Today on The Think Tank: an open letter from Safety Director Charles Hineman to the Fisher Tank team. Charles (a.k.a. "CJ") writes about how safety becomes a part of a company's culture and what that means for the organization as a whole. Fisher Tank Company recently celebrated one full year with no OSHA recordables. We're proud of that milestone, but we recognize that in the tank construction industry, as with any industry, safety has to be at the forefront every single day.
What is a Good Safety Culture?
(photo right: a Fisher Tank Company Field Foreman tests out a safety harness during a demonstration at a recent Fisher Tank Foremen's Meeting & Training Session.)
A question about safety culture once came up during a safety meeting, “What is the definition of a good Safety Culture?” Several different answers were offered: “It means no one gets hurt,” “No OSHA violations,” “Good safety audits,” “Management involvement”, etc… All of these are really good answers, and to be honest it’s a huge accomplishment to get one or two answers let alone five or six! But the response given that best answered the question was: “A good safety culture is when members of the organization make the right decisions when no one is watching.” For this tank builder, a strong safety culture is vital to our success. No one in the tank construction industry can succeed without an excellent safety record and a total commitment to safety at every level.

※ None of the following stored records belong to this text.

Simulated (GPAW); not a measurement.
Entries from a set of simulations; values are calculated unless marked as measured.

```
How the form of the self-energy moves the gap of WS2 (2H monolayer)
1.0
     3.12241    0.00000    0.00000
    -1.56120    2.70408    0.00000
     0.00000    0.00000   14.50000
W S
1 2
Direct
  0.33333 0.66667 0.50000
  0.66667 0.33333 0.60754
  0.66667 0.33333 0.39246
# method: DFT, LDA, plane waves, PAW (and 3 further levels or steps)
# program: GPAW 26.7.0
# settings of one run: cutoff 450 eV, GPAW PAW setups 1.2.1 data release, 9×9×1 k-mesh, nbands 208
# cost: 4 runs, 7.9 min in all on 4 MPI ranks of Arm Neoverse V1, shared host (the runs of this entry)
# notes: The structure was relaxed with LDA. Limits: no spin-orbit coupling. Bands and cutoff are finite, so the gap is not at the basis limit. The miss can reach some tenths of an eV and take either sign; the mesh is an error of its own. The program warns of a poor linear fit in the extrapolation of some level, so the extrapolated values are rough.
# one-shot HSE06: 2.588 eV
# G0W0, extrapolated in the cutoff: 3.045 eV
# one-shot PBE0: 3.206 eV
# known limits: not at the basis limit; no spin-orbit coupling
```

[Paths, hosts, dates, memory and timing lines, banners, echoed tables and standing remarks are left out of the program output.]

Safety in Tank Construction Requires a Safety Mindset
This past February, Fisher Tank Company achieved a tremendous milestone: we completed an entire year without having an OSHA recordable injury. Every one of us should be proud of this achievement. Every day we are cutting and rolling and blasting and painting steel plates in our fabrication shops and constructing and repairing field erected welded steel tanks on jobsites all over the U.S. Every project involves dangerous work and requires active safety. (See some of our favorite tips for tank safety here.) Achieving safety milestones like 365 days without a recordable incident would not be possible without having the right attitudes, beliefs, and values throughout every level of the organization. Our safety cutlure is the backbone of the work we do.
Safety Requires Day In/Day Out Attention by Every Employee
(photo right: employees of Fisher Tank Company's Leesville, SC, fabrication facility live out our safety culture every single day. Here they're modeling our exclusive 2017 Safety Achievement Award Fisher Tank Beanies!)
Achieving a good safety culture, along with milestones like this, does not just happen overnight. And while it takes years to achieve good safety culture, that same safety culture can be broken very quickly. Every level of the organization needs to stay vigilant in promoting high safety expectations, proper preplanning, continuous education and training, and personal accountability. But back to the response given to the original question: “How do you act when you’re driving alone in the car and you get that phone call or text? What do you do when the load on the hook is just over the capacity of load chart? Do you take the time to report that near miss if no one else saw it? Are you completing your inspections and safety paper work with integrity? Do you take the extra the time to get the right tool or piece of equipment needed to safely do the job? “ Safety is not passive, and keeping one another safe takes effort every day. See our Safety Saboteur blog post to assess your own safety habits.
Whatever the scenario or situation, every person at every level must make the right decision, because our safety culture is based on our combined efforts, attitudes, and values toward Fisher Tank’s safety program. We are happy to recognize our accomplishments, but the job isn’t done yet. In an ever-changing industry, each day presents new challenges and obstacles. We have to rise to these challenges and continue to improve and evolve our safety program. Safety, Quality, Productivity...And In That Order.
Here's to another 365 days of safe work as we fabricate, construct, repair and paint welded steel storage tanks in 2017!
Charles "C.J." Hineman, Safety Director
Fisher Tank Company
Pictured: CJ Hineman, Safety Director, & Mike Szelak, President & CEO. CJ started his Fisher Tank career as a college intern in our Safety Department. We're celebrating his 10th anniversary with Fisher this month. Congratulations, CJ!